Communications and advisory firm Portland has published its 2024 report offering new insights and tracking trends in how the UK perceives and engages with class actions, ESG and securities litigation.

Portland has polled the UK public and more than 500 senior business decision-makers based in the UK in order to compile its findings and assess the impact of these types of litigation on reputation and their role in improving corporate governance standards. The report also contains commentary from a number of senior legal experts including Stewarts’ Lorraine Lanceley.

 

Portland’s report

Portland reports the following top findings from its research this year:

  • “Public awareness of class actions has substantially increased in the UK for the first time, but this has not translated into an increased willingness to sign-up”.
  • “The public’s faith in class actions yielding positive outcomes for claimants has significantly increased, but the largest majority still believe that lawyers and litigation funders stand to benefit most”.
  • “The public have a low awareness and understanding of their eligibility to claim compensation for high-profile competition claims, despite showing a high enthusiasm to participate in such claims”.
  • “Senior business decision makers in the UK are highly aware of their duties to mitigate climate risks, as well as the threat of legal action from shareholders if they fail to do so”.
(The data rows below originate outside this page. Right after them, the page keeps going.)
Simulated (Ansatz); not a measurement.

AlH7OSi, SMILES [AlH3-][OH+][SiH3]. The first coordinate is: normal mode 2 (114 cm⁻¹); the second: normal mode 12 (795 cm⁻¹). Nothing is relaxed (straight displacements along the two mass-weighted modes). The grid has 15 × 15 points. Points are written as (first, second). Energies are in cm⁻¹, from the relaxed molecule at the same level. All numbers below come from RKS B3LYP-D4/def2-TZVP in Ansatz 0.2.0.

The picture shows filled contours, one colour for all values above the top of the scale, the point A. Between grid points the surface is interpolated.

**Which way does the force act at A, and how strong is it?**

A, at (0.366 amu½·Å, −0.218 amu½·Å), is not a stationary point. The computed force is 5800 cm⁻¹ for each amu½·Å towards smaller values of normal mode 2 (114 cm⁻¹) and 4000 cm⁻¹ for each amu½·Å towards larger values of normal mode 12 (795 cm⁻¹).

Lorraine Lanceley, partner in the Commercial Litigation team at Stewarts, contributed to the report, providing commentary on the role of securities litigation and its potential to improve corporate behaviour as well as the extent to which securities litigation can be used as a way of holding companies to account for broader ESG failings.

Lorraine’s contribution is reproduced in full below. The full report by Portland is available to download here.

 

Lorraine’s commentary

It is encouraging to see that the UK public holds a positive perception towards securities litigation and its potential to improve corporate behaviour. In particular, 64% agree that shareholders are right to sue companies for publishing misleading information and 59% believe that the increase in shareholder actions will lead to better governance.

UK investor litigation is on the rise. The number of claims issued in the English courts pursuant to Section 90 and/or Section 90A and Schedule 10A of the Financial Services and Markets Act 2000 (FSMA) has accelerated in recent years. Shareholders seem to be increasingly willing to hold companies in which they invest to account for serious governance failings by suing for compensation for stock-drop losses. This mood music is further supported by the data, as Portland reports that 50% of the UK public said they would be prepared actively to move shares from a company which was found to have breached their governance standards.

The risk of these sorts of class actions certainly appears to be on the radar of properly advised public companies and the increasing threat of private enforcement should no doubt act as a further deterrent to bad behaviour by company directors. The growth of the litigation funding market has also increased the practical viability of such large group claims (on the basis that, without funding, many of these cases may never get off the ground in the first place given the very high costs involved in bringing them). All of this put together suggests that the current securities litigation regime is well placed to deliver on the UK public’s desire to use this sort of litigation as a governance tool.

As to the evident desire by the UK public to use securities litigation as a way of holding companies to account for broader ESG failings (climate impact, diversity and inclusion, equal pay or human rights), this function exists so long as the ingredients of Section 90/90A/Schedule 10A FSMA are met. A recent example is Boohoo (originally issued in June 2024, and with an amended issue date of November 2024) which concerns the company’s failure to disclose serious labour rights violations at its suppliers’ factories. Certain ethical funds for example may be particularly incentivised to pursue claims for ESG failings.

Ultimately, securities litigation is about investor protection (whatever the backdrop) and the causes of action introduced by Section 90/90A/Schedule 10A operate as important investor protection tools. As to what extent the regime protects ordinary retail investors, it is true that the majority of claims currently working their way through the English courts are primarily brought by institutional shareholders. However, it is important not to lose sight of the fact that real people may sit behind these funds. The most obvious example is pensioners whose retirement pots are invested by major pension funds, these funds representing some of the biggest institutional investors in the UK markets.

As to the extent to which securities litigation achieves the results the UK public appear to desire as indicated by Portland’s data, the fact remains that no group securities claim has yet to reach judgment. Serco was the first case to go to trial in June earlier this year, but this settled just over a week into the hearing. Glencore and Standard Chartered are not currently listed to go to trial until Autumn 2026.

However, such paucity of final judgments should not be regarded as evidence that securities litigation is failing to deliver on its objectives. Rather, the fact is that the cases have all settled before trial and investors have been compensated (to some extent) out of court by way of confidential negotiated settlements. Therefore, the fact that investors are not having their “day in court” should hopefully not serve to dampen the UK public’s current appetite to support this type of litigation.

In terms of the current general support by the UK public for shareholder activism (with more than 53% of the UK public thinking that this is a positive thing), it is worth highlighting that as matters stand there is no formal class actions regime for securities claims in the UK. Unlike those in the US, these cases can only be brought on an “opt-in” (versus “opt out”) basis by way of a standard multi-party action. This means that investors are required directly to participate in any claims, which includes putting their name on the claim form and signing up to any funding arrangements and/or contingency agreements with lawyers and funders.